Prompting in Stable Diffusion

After almost a year of working with Stable Diffusion, I have experimented with numerous approaches to prompting and have arrived at what I believe to be the correct approach. Let's take a look at it in details.

The Power of Words:

The words we use in prompting are called tokens. Each token has its own power, which depends on its frequency of occurrence in the dataset. Without diving into the technical details of the CLIP tokenizer, you can refer to this article if you're interested in learning more about how it works from the inside.

Key Considerations: The phrase "Game art of a beautiful girl" consists of 6 individual tokens (11 if we count spaces, but that's not important). Following this logic, we understand that particles like "of" and "a" also carry weight and influence the image. From this, we can infer that neural networks are machines, and it's not necessary to use formal English language when inputting prompts. Sometimes, using a prompt like "Game art, beautiful girl" may yield better results. This doesn't mean we should completely exclude all particles, but I recommend using them only when necessary, based on the sentence's logic.

In addition to a token's inherent strength, its position in the prompt is also weighted. Tokens at the beginning have greater weight than tokens at the end. It's important to understand this, as a weak token at the end of the prompt may have no impact on the image. Conversely, a strong token at the beginning can completely determine the outcome.

To control the strength of a token, you can use the construction (token:1.0), where the number represents the strength of the token. 0 - no influence, 1 - normal weight. I usually don't go past 1.5. Experimenting with different strength values can help you fine-tune the desired level of control over the tokens in your prompts.

Prompt Structure:

Content Type | Object | Style | Extra | Color

Example Prompt:

Minimalism Icon of fantasy magic book in [Painting Low poly:Vector illustration:0.3] style, <lora:Pecha_Icons_LORA_V4:0.8>, best quality, Trending on Artstation, masterpiece, dramatic lighting, red hue

Content Type: (Minimalism Icon)

Here, we describe the type of art we want to create. It's important to specify the art type at the beginning, as it influences all subsequent details.

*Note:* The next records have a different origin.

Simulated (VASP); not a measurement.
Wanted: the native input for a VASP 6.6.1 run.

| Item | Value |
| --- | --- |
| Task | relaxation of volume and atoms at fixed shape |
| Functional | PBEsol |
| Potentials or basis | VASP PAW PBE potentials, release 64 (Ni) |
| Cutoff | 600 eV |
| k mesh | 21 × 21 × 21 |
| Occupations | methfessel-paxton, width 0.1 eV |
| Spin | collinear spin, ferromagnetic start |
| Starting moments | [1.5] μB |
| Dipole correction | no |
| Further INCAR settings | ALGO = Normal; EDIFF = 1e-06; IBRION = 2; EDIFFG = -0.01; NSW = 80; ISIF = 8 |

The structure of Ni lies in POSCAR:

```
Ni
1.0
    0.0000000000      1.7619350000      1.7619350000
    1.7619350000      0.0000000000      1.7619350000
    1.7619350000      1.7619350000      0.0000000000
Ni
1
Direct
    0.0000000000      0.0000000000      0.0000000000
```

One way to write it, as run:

In general, content type can be broadly divided into two main categories: Photography and Art. These two categories serve as the foundation, and all other subcategories can be considered as branches stemming from them. Photography encompasses various styles such as landscape, portrait, still life, and more, focusing on capturing real-world subjects through the lens. On the other hand, Art includes a wide range of artistic creations, including paintings, illustrations, digital art, sculptures, and other forms of visual expression. These two main groups provide a framework for organizing and classifying different types of visual content.

Object (fantasy magic book)

This is the second and most important block. Here, we describe the objects we want to see in our art. Additionally, object stylization can be used.

If you need a specific object, you can try describing it in detail. For example, fantasy book with golden ornament on the cover and rivets. However, it's important to remember that the neural network is an excellent fantasizer, and sometimes it can generate objects that you couldn't even imagine. So personally, I prefer to specify only the main details and give the neural network room for creativity.

Style [Painting Low poly:Vector illustration:0.3]

In this block, we determine the artistic style of our art. In general, there are numerous styles in art. I suggest using them consciously, highlighting the advantages of each style, and using them as needed. For example, Low poly will create angular objects with minimal detailing, yet they won't appear flat. Cartoon will provide exaggerated forms and vibrant colors. I have compiled the main styles discovered during my work and conducted thorough testing. I recommend doing the same, recording the seed and testing different styles using the XYZ Plot to understand how they affect the same image.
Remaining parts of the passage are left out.